This is a guest post by Cindy Moehring, Founder and Executive Chair of the Business Integrity Leadership Initiative, Sam M. Walton College of Business, University of Arkansas, and the Former SVP, US Chief Ethics and Compliance Officer for Walmart.

Last year, for the first time in almost twenty years of tracking, more CEOs were dismissed for ethical lapses than for any other reason, according to the PwC’s Strategy& 2019 annual report on CEO Success. Certainly, the “#MeToo” movement contributed to this statistic, but so did other issues such as fraud, bribery, insider trading, environmental disasters and inflated resumes, according to the report.  In this age of transparency, with stepped-up societal pressure on issues such as sexual harassment and an increased focus on governance by regulators, boards of directors should take steps to reverse this concerning trend.

Aside from the obvious strategic and operational disruption caused when a company replaces a CEO unexpectedly, a CEO departure for an ethical lapse is often a sign of larger problems.  In addition to setting a poor tone at the top, it is often indicative of a widespread, weak ethical culture throughout the company and could be the tip of an iceberg.  This leads to lack of employee engagement and undesirable turnover, something no company can afford if they want to stay on top of their game.

Fortunately, there are best practices that boards can employ to ensure a company’s ethical culture remains strong.

1. Boards of directors should set a company’s ethical culture above the CEO level.

Boards should ensure their companies have robust ethics and compliance education, and then take the same periodic training that is required of all employees. Boards should also set aside time on their agendas to periodically discuss emerging ethical issues, such as the diverse ethical risks that can be posed by using AI systems.

They should also take time to learn from the ethical missteps of other companies and discuss with management what controls are in place to ensure the same issues don’t arise for them.  Most importantly, though, a board should ensure that its engagement on ethics is visible to the employees of the company.

PRO TIP: Board members should periodically engage with their company’s employees at internal company venues and discuss the board’s involvement on ethics and the board’s personal relationship with the company’s chief ethics and compliance officer (CECO). These steps signal to employees that everyone is accountable, including the CEO. 

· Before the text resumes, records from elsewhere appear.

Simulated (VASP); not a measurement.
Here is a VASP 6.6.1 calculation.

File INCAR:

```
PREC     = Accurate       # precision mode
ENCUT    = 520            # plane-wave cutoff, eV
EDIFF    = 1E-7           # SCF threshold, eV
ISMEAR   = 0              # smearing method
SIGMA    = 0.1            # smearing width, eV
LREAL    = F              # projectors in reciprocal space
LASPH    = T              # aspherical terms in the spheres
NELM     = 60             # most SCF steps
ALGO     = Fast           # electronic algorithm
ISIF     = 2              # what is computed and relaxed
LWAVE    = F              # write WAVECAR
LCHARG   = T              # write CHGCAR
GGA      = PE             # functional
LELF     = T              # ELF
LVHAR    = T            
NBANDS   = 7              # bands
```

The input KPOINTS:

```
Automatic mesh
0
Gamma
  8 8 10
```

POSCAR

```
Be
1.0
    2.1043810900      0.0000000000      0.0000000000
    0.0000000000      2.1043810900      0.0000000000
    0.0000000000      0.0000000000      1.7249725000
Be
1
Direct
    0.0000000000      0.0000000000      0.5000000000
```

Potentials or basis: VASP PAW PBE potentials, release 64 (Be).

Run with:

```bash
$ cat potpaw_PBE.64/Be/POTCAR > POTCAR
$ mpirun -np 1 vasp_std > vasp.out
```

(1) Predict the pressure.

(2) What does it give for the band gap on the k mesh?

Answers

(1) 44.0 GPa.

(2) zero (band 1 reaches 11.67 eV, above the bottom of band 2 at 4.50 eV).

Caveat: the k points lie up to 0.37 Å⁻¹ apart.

2. The board committee responsible for overseeing ethics and compliance (usually the audit committee), should ensure the company has an established set of criteria for the types of alleged misconduct that must be reported and explained to the board.

This level of board oversight goes beyond just the overall ethics and compliance program metrics being reported to the board by the company’s CECO.  Among other things, the criteria for reporting to the board should include all officer allegations.  Boards should ask about trends on these reportable allegations.  For example, in addition to overall numbers and substantiation rates, boards should inquire about the trends by geography and department.

PRO TIP: Be wary if there are no officer allegations.  Often it is indicative of a closed culture that doesn’t promote speaking up about leadership concerns. Then go deeper and discuss with the CECO the main findings, root causes, accountability for individuals involved in substantiated cases, and remediation steps taken by the company to ensure issues don’t repeat themselves.

3. Establish a personal relationship with your company’s CECO.

Set the expectation that direct and immediate notification by the CECO to the audit committee chairperson is required for certain significant allegations, such as credible allegations against the CEO and other C-suite executives.

PRO TIP: Importantly, the audit committee should also meet with the CECO in private session during committee meetings.  This private setting allows for an unvarnished, candid conversation about any issues of concern, including potential concerns with the CEO or other C-suite executives.

4. Inquire about company policies, and whether they are applied consistently.

Be sure the ethics and compliance program has teeth and that substantiated allegations are being handled consistently, regardless of the level of the employee.  For example, when significant cases are substantiated against senior leaders, boards should ask the following types of questions:

  1. How do similar cases for lower-level employees compare – were those employees terminated?
  2. If a matter is investigated and substantiated but not deemed terminable, then how was the senior leader held accountable – was there a reduction in compensation and/or did it affect their performance rating?

This type of oversight and probing can help elevate the effectiveness of a company’s ethics and compliance program.

5. Ensure that board committees are sharing pertinent information early and often.

Issues of concern with the company’s most senior leaders should be shared between the audit committee and nominating and governance committee.  That way, time is not unnecessarily spent discussing a leader’s promotional opportunities when their next step may be out of the company.

PRO TIP: Sharing pertinent information early and often will allow for timely succession discussions if and when a leader must be replaced for unethical behavior.

Boards of directors have the ability to influence a company’s ethical culture by setting the tone at the highest level.  If boards follow the steps outlined above they can positively raise the profile of their company’s ethical culture and reduce the likelihood that CEO and C-suite turnover will occur.

Cindy Moehring is Founder and Executive Chair of the Business Integrity Leadership Initiative, Sam M. Walton College of Business, University of Arkansas, and she is the Former SVP, US Chief Ethics and Compliance Officer for Walmart.